The City of Melbourne has achieved another milestone in the Queen Victoria Market precinct renewal project after lodging a heritage permit application to restore the historic sheds and undertake below ground works.
Lord Mayor Robert Doyle AC said Heritage Victoria’s consultation process on the proposed works to the Victorian Heritage listed Queen Victoria Market begins today.
“I am pleased to announce that we have applied to Heritage Victoria for a permit to dismantle, repair and reinstate the western sections of Sheds A to D and construct a below ground operational area to provide modern back-of-house facilities and parking,” the Lord Mayor said.
“We propose to repair and restore the eastern ends of Sheds A to D onsite with intended improvements to include roof insulation and essential services such as access to power, water and better lighting for traders.
“These improvements will allow the market to meet 21st century operational and safety standards, while retaining the traditional open air trading floor that traders, customers and visitors know and love.”
The Lord Mayor said the City of Melbourne has worked closely with experts including architects and heritage consultants Lovell Chen, architects Grimshaw and engineers Mott McDonald on the proposals.
“We have strived to develop plans that apply design principles which protect the market’s character and authenticity, while delivering modern infrastructure to ensure a better trader and customer experience and much needed sustainability measures,” the Lord Mayor said.
“We plan to repair, conserve and reinstate the current heritage fabric like-for-like where repair is not possible, leaving the open air sheds in a sound condition for the future.”
The plans include new glass lifts and stairs to transport customers and goods from the basement operation and parking area into the heart of the market. The design, including the materials for the lifts and stairs, draws on the traditional market palette and features natural timber, steel and glass.
“These new lifts and service areas are located in clusters to reduce the heritage impact and visual interruption within the sheds,” the Lord Mayor said. “The transparent lifts will integrate with the restored sheds and maintain the open market and laneway feel, allowing visitors to experience the theatre of daily market life.”
“Retaining the market’s heritage and ensuring it thrives for generations to come is at the heart of everything we do. That is why we applied for National Heritage Listing of the market, which is currently being assessed by the Australian Heritage Council.
“We will ensure that Queen Vic remains a fresh food, open air market and retains its unique atmosphere, heritage and affordability, while delivering much needed upgrades to safeguard its future.”
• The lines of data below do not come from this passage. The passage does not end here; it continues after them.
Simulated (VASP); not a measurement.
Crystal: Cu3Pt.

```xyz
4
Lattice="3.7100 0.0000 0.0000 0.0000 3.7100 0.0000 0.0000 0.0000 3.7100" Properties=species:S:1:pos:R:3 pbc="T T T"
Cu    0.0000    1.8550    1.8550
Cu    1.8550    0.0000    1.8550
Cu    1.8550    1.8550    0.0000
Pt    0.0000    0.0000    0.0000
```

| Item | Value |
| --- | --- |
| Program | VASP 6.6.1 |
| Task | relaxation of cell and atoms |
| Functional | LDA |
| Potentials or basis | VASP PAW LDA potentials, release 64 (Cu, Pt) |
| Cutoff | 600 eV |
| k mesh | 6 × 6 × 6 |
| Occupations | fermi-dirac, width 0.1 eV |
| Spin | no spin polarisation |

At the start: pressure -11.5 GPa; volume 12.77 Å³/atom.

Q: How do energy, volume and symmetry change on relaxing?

The City of Melbourne has also applied to the Department of Environment, Land, Water and Planning for planning approval for the infrastructure works which will be determined separately.
People can submit a comment or representation about the application within 14 days from today (Wednesday 11 October 2017). Visit https://www.heritage.vic.gov.au/permits/currently-advertised-permits to view the full application and for details on how to make a submission.
Public information sessions will be held at the Information Hub, Queen Victoria Market, 452 Queen Street Melbourne (opposite the car park) on Friday 13 October from 10am to 12pm and Saturday 14 October from 10am to 12pm.